It's a trajectory that's all too familiar in today's games industry. But the story didn’t end as it seemed destined to. Since then, Surgent has released not one, but two games, each completely different from the other.

(Image credit: Surgent Studios)

It's a remarkable turnaround, and quite the pivot from spending five years building Zau. Surgent's director, the actor Abubakar Salim, tells me it was not the original plan. "We were very much close to going down the route of making a game every three to four years and going bigger and bigger," he tells me over a video call. "We just had to adapt and change because we're still indie, and we're still quite close to the ground."

Surgent's switch from a traditional game development model to a rapid turnaround was prompted by several different factors. One was a conversation with the publishing arm of Pocketpair—the developers of Palworld.

"I'll always thank Bucky and Palworld for this, because I remember pitching them this big idea. What we were originally going to make was triple times the budget of what Zau was," he says. "And I pitched it to Bucky, and Bucky was like 'Ah, it's a bit too big for us.'"

(Image credit: Surgent Studios)

Undeterred, Salim quickly came back with a new, smaller idea. "I kind of was like 'Fuck it, how about I just make this really funny horror game?' Well, I say funny, it was a very dark horror game," he says. "It's gonna be like an FMV, Command & Conquer-esque videos, but also really dark, like P.T."

The result was 2025's Dead Take, a short, sharp narrative horror with performances from Neil Newbon and Ben Starr. Dead Take was well received on Steam, while the much lower overheads for the game meant it didn't need to find a huge audience to be successful.

This led Surgent to rethink its approach, focussing less on taking big swings, and instead pursuing smaller, more creative ideas, emphasising sustainability rather than spending years on individual projects.

(Image credit: Surgent Studios)

That isn't to say developing Zau was a mistake. Part of the reason Surgent can produce games like Dead Take at speed, according to Salim, is through having developed some institutional knowledge, and mutual understanding of workflows within the team. "It's a very nice dynamic," Salim says. "Because we've now built this really nice cadence between each other, that's why we're able to make games faster."

When I worked with Ridley on Raised by Wolves, this guy was constantly working.

Abubakar Salim

Here, there was another unlikely inspiration for Salim: working with Ridley Scott. "When I worked with Ridley on Raised by Wolves, this guy was constantly working. He was constantly doing something, working on Raised by Wolves, then he was doing Napoleon, then he was doing X," he says. "And it's because he built this conversation with the people that he uses, the head of makeup, the DOPs … and because they understand one another, he's able to build these films out and put these things out, which should take years to make."

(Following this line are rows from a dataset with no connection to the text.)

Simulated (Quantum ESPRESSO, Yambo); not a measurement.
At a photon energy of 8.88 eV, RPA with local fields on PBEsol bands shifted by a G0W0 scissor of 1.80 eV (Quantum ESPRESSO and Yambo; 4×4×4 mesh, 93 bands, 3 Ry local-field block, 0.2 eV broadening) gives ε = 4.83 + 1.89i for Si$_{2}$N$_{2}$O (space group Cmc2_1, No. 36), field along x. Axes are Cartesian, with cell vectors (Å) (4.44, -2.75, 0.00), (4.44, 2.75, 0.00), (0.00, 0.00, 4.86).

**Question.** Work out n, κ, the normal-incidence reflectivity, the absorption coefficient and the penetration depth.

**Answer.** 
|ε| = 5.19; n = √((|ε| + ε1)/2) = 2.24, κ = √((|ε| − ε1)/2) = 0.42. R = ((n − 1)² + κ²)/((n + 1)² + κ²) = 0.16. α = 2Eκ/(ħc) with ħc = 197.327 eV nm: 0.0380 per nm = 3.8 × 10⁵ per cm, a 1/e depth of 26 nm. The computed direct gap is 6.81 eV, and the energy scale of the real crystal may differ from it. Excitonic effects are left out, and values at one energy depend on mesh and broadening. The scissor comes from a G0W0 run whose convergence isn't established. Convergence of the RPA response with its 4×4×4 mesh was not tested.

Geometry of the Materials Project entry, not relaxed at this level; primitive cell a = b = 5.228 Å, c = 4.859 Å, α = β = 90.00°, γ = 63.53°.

With this thinking, Surgent took the momentum from Dead Take and rolled it straight into its new project, FixForce. A colourful take on "friendslop" games (a term Salim himself uses) FixForce sees teams play as robots challenged with fixing contraptions on semi-procedural maps out of random odds and ends like toasters and microwaves.

(Image credit: Surgent Studios)

Salim cites several inspirations for FixForce. Its central mechanic, where players can "fix" environmental objects together to create platforms and bridges, was inspired by Baldur's Gate 3. "I remember early [on] when it came out, or during early access, there was a video that circulated which was of a guy scaling the castle by [using] crates they had collected," he says. "It reminded me of Garry's Mod, reminded me of building crazy weird shit and just laughing at the ridiculousness of it. So I was like 'Let's start there'."

Alongside this, Salim was keen to make a friendslop game that was overtly child friendly. "It feels like a lot of the friendslop games are targeted to older people. They're full of horror, full of, not necessarily aggression, but there is just an element of it that feels like it isn't just a laugh."

And FixForce is definitely that. I played a couple of sessions with Salim and Surgent's developers, and it very much plays like a friendslop experience viewed through the lens of Garry's Mod. Not just in the bizarre, cobbled-together platforms and pathways you end up constructing, but in the opportunity for multiplayer shenanigans. While notionally cooperative, FixForce allows plenty of room for pranking your pals, shunting them off ledges or into enemy hazards. But unlike most games of this ilk, this doesn't eliminate you from the game. While your robotic body can be broken, your head remains in play, and can be reattached to any robotic body by your friends or even yourself in certain circumstances.

(Image credit: Surgent Studios)

"A lot of the time when you come to these sorts of multiplayer games, once you're dead, you're dead, and, you either spectate, or, you follow your friends around," Salim says. "And I was like 'Ah, man, I want to be in it. I want to constantly be in [the game].'"

Salim doesn't rule out returning to larger projects in the future. On Zau in particular, he says Surgent "wouldn't say no to visiting a sequel". But the reality of selling games today, the roiling scrum that is Steam's new releases list, means that smaller, shorter projects are much more viable. Not just because it's cheaper and puts more eggs in more baskets, it also enables indie developers to actually go through the process of game development multiple times, thereby building the institutional knowledge that might, eventually, lead to something incredible.

"I genuinely do think that, if Supergiant—the ones who made Hades—if they had released their game in this climate, it would have been so difficult. They had to work with one another and find the rhythm to get to Hades," Salim concludes. "It's like any other director in film and TV or actors. You have to do the work in order to find that voice, or find that thing that makes you kind of stick out and stand out."